What does persecution look like in China?
The most overt persecution in China often takes place in regions where Buddhism or Islam are the majority religions—anyone who converts to Christianity is seen as a traitor to their ethnicity and family. These believers may be threatened or even harmed, all to convince them to return to the family's religion.
However, persecution and discrimination are slowly spreading throughout most of China. The Chinese Communist Party's goal is to make sure churches don't fall out of line with official viewpoints. In the case of official churches, this means they are encouraged to praise and pledge allegiance to the Communist Party and its ideology. Churches that claim Christ as King are viewed with suspicion, especially since Christianity is seen as a primarily Western influence. It's always been true that house churches exist in a legal gray area, where they are unregistered and technically not allowed, but largely tolerated. New regulations continue to chip away at this status quo. Children under 18 continue to be forbidden from attending church. Most churches are monitored and can be shut down without warning.
Digital persecution also impacts the church in China. Restrictions passed in 2018 as part of a wide-ranging law on religion have made it harder for Christians to use the Internet or social media to pursue their faith. The government's growing authoritarianism means that every Chinese citizen can be sure that none of their digital footprint is out of the state's view. Christian chat groups are routinely shut down, and the government's sophisticated surveillance system has been rolled out to target minority groups in some regions. Observers fear this technology will increasingly be used to target Christians, especially those in house churches.
Converts from a Muslim or Buddhist background from minority ethnic groups face the most severe violations of religious freedom in China, with families and communities driving the pressure. But across China, Christians and Christian churches face increasing restrictions and monitoring. As the persecution grows more and more digital, no place in China is completely free from pressure. Anyone belong to the Chinese Communist Party (CCP) or one of the youth organizations that are parts of the CCP are technically not allowed to participate in many spiritual activities, as noted by the Pew Research Center.
"It might look depressing to outsiders, but it is common to face adversities and pressures from the world as Christians, since we are different. We hope that our children will follow Christ from an early age and know that God reigns and He is in control. Despite the restrictions, we remain strong because of God’s grace, and this deepens our faith. God is always our priority, and nothing can take His place in our lives."Ai, the mother of a home-schooled Christian girl
What has changed this year?
Over the last five years, the situation in China has slowly and steadily deteriorated, and the 2024 World Watch List reporting period was no exception. While violence against believers remained rare, church closures and raids continued to happen, with pressure across all parts of life steadily rising. This year, the government passed regulations requiring churches to post signs that read, "Love the Communist Party; Love the country; Love the religion."
While this law only impacts state-sanctioned churches and implementation seems uneven, house church leaders are increasingly worried about crackdowns. In one province, citizens were required to use a state-controlled smartphone app to register before they attended religious services. Parents are increasingly concerned about raising their children in the faith, as attending church is illegal for anyone under 18. And the ongoing digital pressure continues to increase as China exerts its control over citizens' lives.
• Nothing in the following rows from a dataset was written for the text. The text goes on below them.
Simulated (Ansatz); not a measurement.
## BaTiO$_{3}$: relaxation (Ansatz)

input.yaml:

Through local partners and churches, Open Doors supports believers in China with discipleship and persecution survival training, helping serve the younger generation of believers, and by providing contextualised Christian literature to believers who have converted from Islam or Buddhism.
- As China continues to tighten its grip on religious freedom this year, pray for wisdom for Christians to know how they should continue to honor and worship God under changing circumstances.
- Pray for young people who are technically not allowed to attend church. Pray that God would strengthen their faith and give them—and their parents—courage.
- Ask God to strengthen and encourage church leaders who are pressured and monitored.
Father God, we ask that You would be with and bless Your people in China. As the pressure grows, we ask that You would give them a sense of rest and peace—that they would know You are with them. Please help young believers find a way to learn more about You, and for their parents to know how to wisely train their children and share the gospel. We lift up church leaders who are targeted, that they will have courage and wisdom as they care for their congregations. We pray also for believers who have converted from the faith of their family or ethnic group—please help them know they aren't alone. We ask these things in Jesus' name, Amen.